So I’ve been talking to someone from Bournemouth for nearly 2 months now and we met on POF and then swapped numbers so mainly chat over whatsapp. I drunkenly called him last weekend and spoke to him too! Oops! Bad times on my part…
We’ve decided to meet up in Basingstoke next Wednesday evening for dinner. I’m so nervous and do have the feeling of what’s the point to be honest due to distance. He seems so lovely and we always have lots to chat about but being an hour and 45 minutes away when we both have fairly busy lives and he works some weekends could be difficult. I like the spontaneous ‘can I come round for a couple of hours’ messages etc and I know I won’t get that with him. But I feel I may be missing an opportunity if I don’t go as he could be the one I’m looking for, who knows…I think I will just go but can’t help the doubts which I’m sure everyone has and I’m sure nerves has a big part to play in my doubts too!
Also I matched with someone on Tinder that I knew from school but haven’t seen in about 10 years. He’s still local, we were never close at school but had mutual friends and grew up in the same village so I’ve known him probably since I was about 11. I always thought he was quite good looking so thought why not I’ll swipe right and then when I logged in last night there was a match and a message from him. He asked to meet up so I’m deciding whether that’s a good idea too at the moment.

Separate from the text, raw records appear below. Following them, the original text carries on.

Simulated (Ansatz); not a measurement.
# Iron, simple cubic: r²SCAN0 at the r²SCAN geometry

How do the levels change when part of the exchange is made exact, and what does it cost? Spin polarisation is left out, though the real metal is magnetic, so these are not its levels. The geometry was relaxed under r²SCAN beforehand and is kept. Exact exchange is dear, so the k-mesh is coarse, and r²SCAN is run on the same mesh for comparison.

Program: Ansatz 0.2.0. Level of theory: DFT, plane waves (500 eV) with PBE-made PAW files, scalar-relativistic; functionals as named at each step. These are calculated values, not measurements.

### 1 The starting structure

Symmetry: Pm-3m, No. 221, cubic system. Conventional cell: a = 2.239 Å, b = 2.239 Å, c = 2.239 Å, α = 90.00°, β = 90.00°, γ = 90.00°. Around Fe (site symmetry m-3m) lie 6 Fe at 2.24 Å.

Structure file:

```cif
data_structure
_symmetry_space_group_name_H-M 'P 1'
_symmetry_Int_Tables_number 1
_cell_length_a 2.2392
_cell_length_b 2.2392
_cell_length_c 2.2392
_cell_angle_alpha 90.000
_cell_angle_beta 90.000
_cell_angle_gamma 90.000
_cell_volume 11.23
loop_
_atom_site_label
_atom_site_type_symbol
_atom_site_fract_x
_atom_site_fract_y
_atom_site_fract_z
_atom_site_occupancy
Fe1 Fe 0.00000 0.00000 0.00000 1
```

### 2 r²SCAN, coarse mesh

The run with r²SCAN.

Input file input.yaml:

There are options out there but I’m just not overly thrilled for some reason. Perhaps it’s because I need to learn to love myself first like the picture says as that is something I struggle with. How can I do that though?! Maybe booking a holiday to nyc to visit friends will be a first step to taking time out and spending a couple of days on my own exploring a new city and a new me and working out who that is and then staying with friends for a few days to reconnect and discuss the old times.